Rdatatable / data.table

R's data.table package extends data.frame:
http://r-datatable.com
Mozilla Public License 2.0
3.62k stars 986 forks source link

Add a dateFormat argument to fread #5006

Open Julien-Lopez opened 3 years ago

Julien-Lopez commented 3 years ago

As described in this Stack Overflow thread, it would be nice to be able to specify the format of dates types that are automatically detected by fread.

data.table::fread("date\n10-10-2020", dateFormat="%d-%m-%y")

Since both as.Date and as.POSIXct seem to support formatting, I assume it wouldn't be difficult to implement with one format. Maybe this could be extended to a vector of formats? Also, the empty vector could be used to disable the detection entirely thus falling back to the old behavior if needed by the user.

MichaelChirico commented 3 years ago

caveat: I think there is a typo in your example, the example doesn't look like it's in %d-%m-%y format... I'm assuming anyway that it's right in what I write below

fread() does not and I think will never support native detection of/customization to non-default date formats during import in C. It's just too much of a maintenance burden IMO, with no clearly defined scope (why cater to this format, but not this one? scope creep abounds). In cases where it really is a performance burden (e.g. 10M / 100M + rows), please try and correct the data upstream to be produced in a standard format.

So that leaves supporting a way to provide formats in the fread signature that would be applied at the R level. The first thing that comes to mind would be to extend colClasses, e.g.

data.table::fread("date\n2020-10-10", colClasses = list(date = function(x) as.POSIXct(x, "%d-%m-%y")))

Or perhaps a new argument with dateFormat:

data.table::fread("date\n2020-10-10", colClasses = list(Date = "date"), dateFormat = "%d-%m-%y")

and as.Date() is called as as.Date(x, dateFormat) internally.

This is not bad, but to we also need a timeFormat? or is the argument like formatting_args = c(Date = "%d-%m-%y", POSIXct = "%d-%m-%y %T")?

Ultimately, given that there's no performance benefit, I'm a bit loath to implement this myself. The following looks OK to me:

DT = data.table::fread("date\n2020-10-10")
DT[ , date := as.Date(as.character(date), "%d-%m-%y")]

or

DT = data.table::fread("date\n2020-10-10", colClasses="character")
DT[ , date := as.Date(date, "%d-%m-%y")]

And lapply() versions for handling many columns are ~ the same.

MichaelChirico commented 3 years ago

I wonder if it's possible to just have ... as an fread argument, and send ... to whatever as method is being used by colClasses... that could probably buy us a decent amount of flexibility without being too specific.
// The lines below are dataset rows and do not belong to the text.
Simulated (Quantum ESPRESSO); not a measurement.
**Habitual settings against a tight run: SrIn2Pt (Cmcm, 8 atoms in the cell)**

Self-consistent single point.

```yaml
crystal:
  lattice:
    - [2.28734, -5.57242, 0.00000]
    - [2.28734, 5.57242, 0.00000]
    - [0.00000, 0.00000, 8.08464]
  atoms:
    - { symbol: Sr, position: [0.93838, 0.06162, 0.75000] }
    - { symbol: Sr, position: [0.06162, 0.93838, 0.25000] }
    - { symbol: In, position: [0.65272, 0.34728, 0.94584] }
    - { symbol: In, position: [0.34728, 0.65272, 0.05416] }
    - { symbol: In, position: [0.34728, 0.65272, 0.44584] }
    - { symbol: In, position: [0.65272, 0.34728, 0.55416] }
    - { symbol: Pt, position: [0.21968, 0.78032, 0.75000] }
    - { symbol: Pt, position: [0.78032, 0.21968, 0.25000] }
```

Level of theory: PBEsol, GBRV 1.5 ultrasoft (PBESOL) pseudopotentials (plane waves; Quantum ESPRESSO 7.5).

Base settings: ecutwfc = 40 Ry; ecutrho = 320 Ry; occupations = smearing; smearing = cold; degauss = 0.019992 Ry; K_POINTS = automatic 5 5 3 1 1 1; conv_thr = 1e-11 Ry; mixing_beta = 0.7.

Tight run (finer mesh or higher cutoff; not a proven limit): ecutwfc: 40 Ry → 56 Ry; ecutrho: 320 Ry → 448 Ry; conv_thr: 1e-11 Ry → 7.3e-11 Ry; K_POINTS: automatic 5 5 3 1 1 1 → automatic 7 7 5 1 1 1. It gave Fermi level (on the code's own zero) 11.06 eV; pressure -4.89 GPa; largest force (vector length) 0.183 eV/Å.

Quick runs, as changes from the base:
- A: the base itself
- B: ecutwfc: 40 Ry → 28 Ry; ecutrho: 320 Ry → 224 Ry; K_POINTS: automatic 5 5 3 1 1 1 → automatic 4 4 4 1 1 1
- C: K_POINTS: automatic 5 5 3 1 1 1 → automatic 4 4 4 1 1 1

jangorecki commented 3 years ago

Related issue #1656

Julien-Lopez commented 3 years ago

Apologies for the typo in the example. I fixed it.

Thank you for the answers! Looking at the source code of fread, I was hoping that indeed the transfer of the format argument to as.Date and as.POSIXct would be an easy enough change.

If not, do you think the option datatable.old.fread.datetime.character could be made more permanent at least? Converting a column in a format to date in post-processing is simple enough, but it would be nice not to have to revert auto-detected dates columns back to character.

MichaelChirico commented 3 years ago

have you tried colClasses='character' for those columns? should accomplish the same

MPagel commented 2 years ago

disclaimer:

potential usage:

# set options for fread
# Alternate date formats HAVE to be set prior to the fread call.
# no dateFormat parameter is possible in the fread call itself.
options(datatable.fread.dateFormat=c("dmY T"))

# read in file using `MorphDate` class (defined below)
fread("myFile.csv",
    na.strings=c("NA","N/A","Not Recorded","NR","NULL"),
    colClasses=list(MorphDate=c("dd-mm-yyyy_formatted_datestamp","date_with_timestamp")))

Code

library('lubridate')
library('data.table')

### Set up options for data.table, including an "invented" one for the new class we will define ###
options(datatable.fread.dateFormat=c("dmY T"),
        datatable.na.strings=c("N/A","NA","Not Recorded"))

### Create a custom Class with `as` creation function ###
setClass("MorphDate", prototype=NA_integer_)
as.MorphDate.character <- function(from) {
  # from[which(from=="Not Recorded")] <- NA # handle with na.strings option of fread
  DateObj <- lubridate::parse_date_time(from, orders=getOption("datatable.fread.dateFormat","Ymd T"), truncated=1)
  doi <- as.integer(DateObj)
  if (any((doi %% 86400L) > 0L, na.rm = TRUE)) {
    attr(DateObj,"class") <- c("MorphDate","POSIXct","POSIXt")     # could use IDateTime class, but that class uses a two column data.table of IDate and ITime and would require an explicit call to a conversion function.
  } else if (all(doi < 86400L,  na.rm = TRUE)) {
    DateObj <- as.ITime(doi)                                       # I don't know if the call to ITime is strictly required.  setting the class may be enough.
    attr(DateObj,"class") <- c("MorphDate","ITime")
  } else {
    DateObj <- as.Date(doi %/% 86400L, origin='1970-01-01')  # or as.IDate if that is available.
    attr(DateObj,"class") <- c("MorphDate","IDate","Date")
  }
  DateObj
}

### Define conversion functions to/from character string
MorphDate <- as.MorphDate.character
as.character.MorphDate <- function(from) format(from)
setAs("character","MorphDate",as.MorphDate.character)
setAs("MorphDate","character",as.character.MorphDate)
print.MorphDate <- function(x, ...) print(format(x, ...))
setOldClass("MorphDate",S4Class="MorphDate")
### END Class Def ###

### read in file via fread, using new "MorphDate" class
fread("myFile.csv",
    colClasses=list(MorphDate=c("dd-mm-yyyy_formatted_datestamp_column","date_with_timestamp_column")))